Reputation: 1025
I want to use variable names as strings in functions of dplyr
. See the example below:
df <- data.frame(
color = c("blue", "black", "blue", "blue", "black"),
value = 1:5)
filter(df, color == "blue")
It works perfectly, but I would like to refer to color
by string, something like this:
var <- "color"
filter(df, this_probably_should_be_a_function(var) == "blue").
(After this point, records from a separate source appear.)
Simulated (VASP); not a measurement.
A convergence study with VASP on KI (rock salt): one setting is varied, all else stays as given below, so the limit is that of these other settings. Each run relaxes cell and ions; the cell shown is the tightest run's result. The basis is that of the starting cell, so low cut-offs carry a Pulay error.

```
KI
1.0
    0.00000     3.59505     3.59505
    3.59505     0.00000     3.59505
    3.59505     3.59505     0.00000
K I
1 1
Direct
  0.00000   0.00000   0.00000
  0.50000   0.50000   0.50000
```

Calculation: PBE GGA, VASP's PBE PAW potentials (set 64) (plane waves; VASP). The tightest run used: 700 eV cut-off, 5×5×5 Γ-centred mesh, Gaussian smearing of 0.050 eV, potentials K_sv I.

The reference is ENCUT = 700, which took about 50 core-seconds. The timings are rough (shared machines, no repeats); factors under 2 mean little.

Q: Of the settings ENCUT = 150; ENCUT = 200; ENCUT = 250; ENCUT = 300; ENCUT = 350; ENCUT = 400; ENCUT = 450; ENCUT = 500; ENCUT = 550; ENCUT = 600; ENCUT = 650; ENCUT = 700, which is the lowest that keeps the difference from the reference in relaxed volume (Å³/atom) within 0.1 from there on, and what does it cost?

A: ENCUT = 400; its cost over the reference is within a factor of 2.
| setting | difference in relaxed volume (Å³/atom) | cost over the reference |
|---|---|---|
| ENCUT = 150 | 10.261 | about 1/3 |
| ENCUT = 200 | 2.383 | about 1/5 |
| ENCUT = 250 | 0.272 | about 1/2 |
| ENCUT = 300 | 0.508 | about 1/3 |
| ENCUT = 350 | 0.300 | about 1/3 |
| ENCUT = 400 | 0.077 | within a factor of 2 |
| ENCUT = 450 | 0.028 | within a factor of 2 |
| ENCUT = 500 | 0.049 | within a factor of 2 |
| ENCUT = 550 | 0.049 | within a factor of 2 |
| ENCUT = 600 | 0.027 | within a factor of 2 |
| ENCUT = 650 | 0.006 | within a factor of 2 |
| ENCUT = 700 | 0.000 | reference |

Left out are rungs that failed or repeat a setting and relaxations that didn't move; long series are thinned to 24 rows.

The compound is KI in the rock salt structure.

I would be happy, to do this by any means and super-happy to make use of easy-to-read dplyr
syntax.
Upvotes: 48
Views: 43718
Reputation: 886978
In the newer versions, we can create the variables as quoted and then unquote (UQ
or !!
) for evaluation
var <- quo(color)
filter(df, UQ(var) == "blue")
# color value
#1 blue 1
#2 blue 3
#3 blue 4
Due to operator precedence, we may require ()
to wrap around !!
filter(df, (!!var) == "blue")
# color value
#1 blue 1
#2 blue 3
#3 blue 4
With new version, ||
have higher precedence, so
filter(df, !! var == "blue")
should work (as @Moody_Mudskipper commented)
We may also use:
filter(df, get(var, envir=as.environment(df))=="blue")
#color value
#1 blue 1
#2 blue 3
#3 blue 4
EDIT: Rearranged the order of solutions
Upvotes: 37
Reputation: 226097
rlang
version >= 0.4.0.data
is now recognized as a way to refer to the parent data frame, so reference by string works as follows:
var <- "color"
filter(df, .data[[var]] == "blue")
If the variable is already a symbol, then {{}}
will dereference it properly
example 1:
var <- quo(color)
filter(df, {{var}} == "blue")
or more realistically
f <- function(v) {
filter(df, {{v}} == "blue")
}
f(color) # Curly-curly provides automatic NSE support
More reading and examples are provided in the Programming with dplyr article/vignette.
Upvotes: 16
Reputation: 1268
This question was posted 6 years ago. dplyr
is now up to version 1.0.2. Yet this is still a great discussion and helped me immensely with with my problem. I wanted to be able to construct filters from columns, operators, and values that are all specified by variables in memory. Oh, and for an indeterminate number of filters!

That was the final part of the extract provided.